Friday, October 7, 2011

Steve Jobs


The death of Steve Jobs is on everyone’s mind this week.  The accolades for his leadership and creative genius at Apple are everywhere in the media.  The accolades are appropriate because of the results he turned in over his career.  I think it is very worthwhile to look at the “whole person” who was so successful and learn from it.  

Steve’s reputation was that he was a very smart and driven person.  That was characterized by his extremely high expectations for himself and the organization he led coupled with a passion for excellence.  From what you can piece together from comments now but especially over the years when people were discussing a living and not a dead man paint a picture of a difficult person to have as a boss.   More than one person who worked with him has said he did not suffer fools at all.  He also did not suffer in silence when confronted with what he saw as work that did not meet his standard.  His feedback in such circumstances was swift and biting.  He created a work environment where political correctness had no place.  Perhaps above all he understood the technology and what it could and couldn’t do at the current time or the short term future.  This objective and realistic but stretching view of what was possible led Apple to success after success.
So let’s compare the Job’s approach to management with that employed by our education “leaders.” 
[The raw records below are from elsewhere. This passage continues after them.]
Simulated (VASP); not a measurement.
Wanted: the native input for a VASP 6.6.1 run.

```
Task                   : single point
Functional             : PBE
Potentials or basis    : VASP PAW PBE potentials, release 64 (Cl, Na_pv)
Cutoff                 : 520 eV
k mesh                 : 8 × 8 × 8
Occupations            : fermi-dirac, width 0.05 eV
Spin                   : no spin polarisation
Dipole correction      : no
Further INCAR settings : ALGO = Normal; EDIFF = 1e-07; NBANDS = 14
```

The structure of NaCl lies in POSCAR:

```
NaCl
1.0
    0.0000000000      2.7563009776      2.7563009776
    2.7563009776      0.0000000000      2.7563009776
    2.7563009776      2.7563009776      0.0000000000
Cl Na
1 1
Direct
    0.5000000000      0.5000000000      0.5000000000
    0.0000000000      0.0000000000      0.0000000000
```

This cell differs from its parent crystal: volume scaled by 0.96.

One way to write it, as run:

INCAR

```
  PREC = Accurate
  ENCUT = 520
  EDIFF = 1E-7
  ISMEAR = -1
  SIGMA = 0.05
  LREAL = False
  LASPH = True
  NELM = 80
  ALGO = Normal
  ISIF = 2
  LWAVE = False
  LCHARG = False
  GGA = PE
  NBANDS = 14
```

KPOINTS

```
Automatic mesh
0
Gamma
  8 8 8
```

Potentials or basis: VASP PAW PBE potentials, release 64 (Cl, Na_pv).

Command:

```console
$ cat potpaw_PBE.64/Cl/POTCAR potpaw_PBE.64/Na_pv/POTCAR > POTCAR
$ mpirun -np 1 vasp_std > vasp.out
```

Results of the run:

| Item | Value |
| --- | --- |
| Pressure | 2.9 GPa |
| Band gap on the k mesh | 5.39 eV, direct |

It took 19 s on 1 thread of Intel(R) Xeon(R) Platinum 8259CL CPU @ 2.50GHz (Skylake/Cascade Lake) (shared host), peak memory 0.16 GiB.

  1. ·         Results - our education system is turning in results as abysmal as Job’s results were positive.
  2. ·         Expectations – educators do not have high expectations of themselves or of their students.
  3. ·         Objectivity – educators continue to use education approaches which are technically wrong in spite of the results they aren’t able to achieve.  This is compared to competitor nations who use technically sound approaches and teach their kids much more effectively as is shown by the international testing.   The approach in our education system is to try to do the wrong thing better when they should stop doing the wrong things and start doing the right things.
  4. ·         Work environment – in education political correctness and group think run amok.  This creates a workplace where constructive feedback (that is, you are not getting the right results, shape up or ship out) simply does not occur.  Kids and our increasingly uncompetitive society globally continue to pay the price.
  5. ·         Mental Toughness – Job’s created an environment of mental toughness where robust dialog was encouraged as a way to perfect the quality of the work teams.  The education environment is one of people walking on eggshells because conflict is not allowed and thus creates a bunch of wimps.
  6. ·         Passion – in education passion is not allowed because it might lead to conflicts.  Conflict is required if you want to really perform well.  It results in much better decisions.  Oh, people “say” they are passionate about things but it is all a charade.  If passion for doing the education mission in an excellent way were ever allowed to break through the educations fiefdom’s fortress walls it would have a remarkably positive impact.


Therefore, we must conclude that there are good reasons why Steve Jobs and Apple were successful and equally valid reasons why our education system is a miserable failure compared to the money spent and the quality of the kids who have far more potential than they are given credit for.